Our Lord Jesus Christ taught complete abandonment to the Father when He was on the Cross. This Holy Week we will once again hear His cry “My God, My God, why Have You abandoned Me?”
Visitandine Mother Ponnet sheds light on this act of abandonment for our religious charism.
She wrote: “God is no respecter of person: in all souls he operates in proportion to their abandonment. If a soul receives in itself all the divine action it would be holy, greatly holy,so holy that would amaze the angels, and say: “It’s the Lord’s work! »..
Our Lord deigned to show me the soul abandoned like a newborn baby who, put in the arms of his mother, took refuge more and more tightly in her, as if to penetrate the womb from which he came out from, and without getting tired, took nourishment from his mother: that is how the child grows.

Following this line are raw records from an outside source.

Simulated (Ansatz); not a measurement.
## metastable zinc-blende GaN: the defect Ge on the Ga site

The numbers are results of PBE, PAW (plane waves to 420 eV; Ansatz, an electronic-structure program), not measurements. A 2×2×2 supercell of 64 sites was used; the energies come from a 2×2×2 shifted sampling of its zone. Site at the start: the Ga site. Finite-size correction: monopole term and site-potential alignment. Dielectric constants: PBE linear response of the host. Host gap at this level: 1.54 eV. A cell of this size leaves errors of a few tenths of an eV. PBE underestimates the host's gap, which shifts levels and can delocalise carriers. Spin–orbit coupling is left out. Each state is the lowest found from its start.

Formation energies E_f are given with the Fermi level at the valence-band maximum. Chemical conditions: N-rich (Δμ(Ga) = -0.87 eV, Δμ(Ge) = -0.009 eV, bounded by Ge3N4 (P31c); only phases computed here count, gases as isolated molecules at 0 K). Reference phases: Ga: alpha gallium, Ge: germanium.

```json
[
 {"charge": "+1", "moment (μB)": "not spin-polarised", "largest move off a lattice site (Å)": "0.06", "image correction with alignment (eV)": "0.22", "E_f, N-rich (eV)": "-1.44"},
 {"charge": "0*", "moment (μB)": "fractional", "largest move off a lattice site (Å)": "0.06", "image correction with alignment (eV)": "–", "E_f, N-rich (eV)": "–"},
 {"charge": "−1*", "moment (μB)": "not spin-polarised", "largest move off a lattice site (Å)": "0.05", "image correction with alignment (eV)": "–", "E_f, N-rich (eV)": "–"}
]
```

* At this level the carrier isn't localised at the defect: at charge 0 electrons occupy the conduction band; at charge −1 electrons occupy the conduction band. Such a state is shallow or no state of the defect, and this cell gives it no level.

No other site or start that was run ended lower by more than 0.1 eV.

Likewise the soul that abandons all, that is lost in God, is pushed to plunge incessantly in him, and that’s how it grows in love and union ;that is the end of everything. Are we not down here to lead a divine life? In fact, the occupation of the three adorable Persons is to go from one to another, to pour out to each other, to unite, to love: the Father is contemplated by the Word; they love each other and that is the Holy Spirit; here is life. I read in the Treatise of the Love of God: “In heaven the blessed are in perpetual motion.”
I wonder: “Is Heaven measured according to suffering? ». I seem to hear this answer: “Heaven, heaven’s glory is measured by love, according to the annihilation, according to the confidence that expects everything and receives everything.”
With the grace of God, this life is a life of amen, repeated acts of union and of annihilation.”